I have a recursive floating point calculation done inside a kernel that is producing the wrong results, same code as the cpu version, different results up to a relative error of 1e-3 which is way too much and produces a lot of noise in the output.
Any idea on what may be causing this? I’m suspecting mixed integer float operations issues but not sure
fast math is not enabled.
One of the functions showing the problems (the shorter one) (each thread has it’s own global memory buffer for the calculation and thus the use of step here)
The obvious candidate in that code is the cosine. There is range and ULP data for all the CUDA math library functions in the programming guide. You should check those (and any other math library functions you are using for that matter) against your input data. You should also check whether your host code is actually using single or double precision versions of the same functions. Your host code may well be doing intermediate calculations in double precision, and you just don’t realise it.

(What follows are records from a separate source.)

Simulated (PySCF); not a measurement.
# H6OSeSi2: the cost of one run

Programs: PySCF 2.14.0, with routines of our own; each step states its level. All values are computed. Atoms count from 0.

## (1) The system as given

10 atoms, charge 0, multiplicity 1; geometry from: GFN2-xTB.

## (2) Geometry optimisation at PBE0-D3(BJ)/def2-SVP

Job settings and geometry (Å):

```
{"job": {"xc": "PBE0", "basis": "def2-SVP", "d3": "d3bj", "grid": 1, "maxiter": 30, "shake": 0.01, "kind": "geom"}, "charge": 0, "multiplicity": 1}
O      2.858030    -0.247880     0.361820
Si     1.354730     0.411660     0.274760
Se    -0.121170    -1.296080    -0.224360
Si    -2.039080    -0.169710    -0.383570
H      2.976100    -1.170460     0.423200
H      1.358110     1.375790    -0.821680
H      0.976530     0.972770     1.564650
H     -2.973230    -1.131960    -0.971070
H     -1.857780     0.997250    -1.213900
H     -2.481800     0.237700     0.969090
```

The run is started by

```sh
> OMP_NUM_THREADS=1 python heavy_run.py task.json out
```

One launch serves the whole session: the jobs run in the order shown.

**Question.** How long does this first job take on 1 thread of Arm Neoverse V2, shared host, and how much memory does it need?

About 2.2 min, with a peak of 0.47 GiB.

got the error down, i.e where the host returns -1181.809082 for the last element in the chain, the device initially returned -1181.751343 and now it returns -1181.795654 which is closer to the target, but still not there, although nothing I did seemed to get it any closer.
Surprizingly trying to attache the minus to the n which works fine on the host, i.e
Yeah I would guess that is a multiply-add combination issue. I would suggest explicitly casting the integer to a float outside of the expression (in both codes), and then using the functions Sylvian suggested to force the compiler to issue separate multiply and add operations.